To Muslims, Ramadan is much more than just not eating and drinking; it is a time to purify the soul, refocus attention on God, and practice self-discipline and sacrifice.
It is also a time when Muslims remember those less fortunate around the world by giving a portion of their wealth to charitable causes. Every Ramadan, here at Islamic Relief Canada, we pick a global issue that we campaign and fundraise on; and this month we’re calling for more action towards ending the global refugee crisis. It’s a topic that’s on the top of the agenda at the World Humanitarian Summit and one that the Canadian government has recognized and acted upon with the welcoming of Syrian refugees.
From Syria, Iraq, Afghanistan to Yemen and Somalia — war, conflict and persecution have forced over 60 million people worldwide to flee their homes. As one of the world’s leading Muslim NGOs, each year we’re finding a greater need for us to respond to the refugee crises. The effects of global climate change and wars in the middle east are destroying lives and forcing people from their homes.
As an aid worker, I’ve travelled to many countries during time of war and conflict and I’ve witnessed the compassion that local communities have shown refugees in places like Pakistan, Jordan and Lebanon. We’ve also seen action from world leaders and millions of people around the world.

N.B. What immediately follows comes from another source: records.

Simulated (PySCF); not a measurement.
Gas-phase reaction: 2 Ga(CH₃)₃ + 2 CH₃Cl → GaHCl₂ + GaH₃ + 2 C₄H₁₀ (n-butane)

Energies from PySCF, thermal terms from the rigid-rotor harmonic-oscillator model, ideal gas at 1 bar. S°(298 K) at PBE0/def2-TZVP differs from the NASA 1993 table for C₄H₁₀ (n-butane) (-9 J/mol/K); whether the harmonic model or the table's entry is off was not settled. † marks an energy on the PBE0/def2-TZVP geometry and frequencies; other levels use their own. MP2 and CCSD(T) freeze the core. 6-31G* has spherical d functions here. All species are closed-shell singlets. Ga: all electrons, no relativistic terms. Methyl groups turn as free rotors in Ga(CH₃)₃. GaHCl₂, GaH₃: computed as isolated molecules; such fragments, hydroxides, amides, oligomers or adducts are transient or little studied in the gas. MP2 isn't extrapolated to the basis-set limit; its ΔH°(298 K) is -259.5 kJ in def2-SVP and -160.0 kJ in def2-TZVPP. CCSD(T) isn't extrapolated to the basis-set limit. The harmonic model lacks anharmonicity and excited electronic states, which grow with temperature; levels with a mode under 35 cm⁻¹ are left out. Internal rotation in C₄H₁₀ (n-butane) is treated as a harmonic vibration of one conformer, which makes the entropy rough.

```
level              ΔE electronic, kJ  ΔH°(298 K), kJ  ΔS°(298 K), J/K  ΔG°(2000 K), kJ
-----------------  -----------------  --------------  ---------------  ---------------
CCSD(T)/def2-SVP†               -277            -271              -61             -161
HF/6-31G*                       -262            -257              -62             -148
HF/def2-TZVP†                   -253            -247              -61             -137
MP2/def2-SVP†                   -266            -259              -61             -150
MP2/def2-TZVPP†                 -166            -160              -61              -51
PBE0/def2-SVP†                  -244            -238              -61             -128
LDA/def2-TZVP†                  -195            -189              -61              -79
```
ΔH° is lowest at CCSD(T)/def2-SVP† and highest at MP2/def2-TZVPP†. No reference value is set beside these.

Sadly as the number mounts and scale of the crisis increases for the first time, we are seeing global antipathy toward refugees. While countries such as Turkey, Jordan, Germany and Canada have opened their doors, others countries are turning to far right politicians hoping to stem the flow of people seeking refugee and settle as their neighbours. For many of us around the world, we’ve been desensitised to images of refugees walking hundreds of miles, drowning in the Mediterranean Sea and living in refugee camps for their entire life.
We are too caught up in high level political discourse on ways to end conflicts and wars, that we’ve forgotten the impact seeking refugee has on the ordinary people who seen their lives decimated.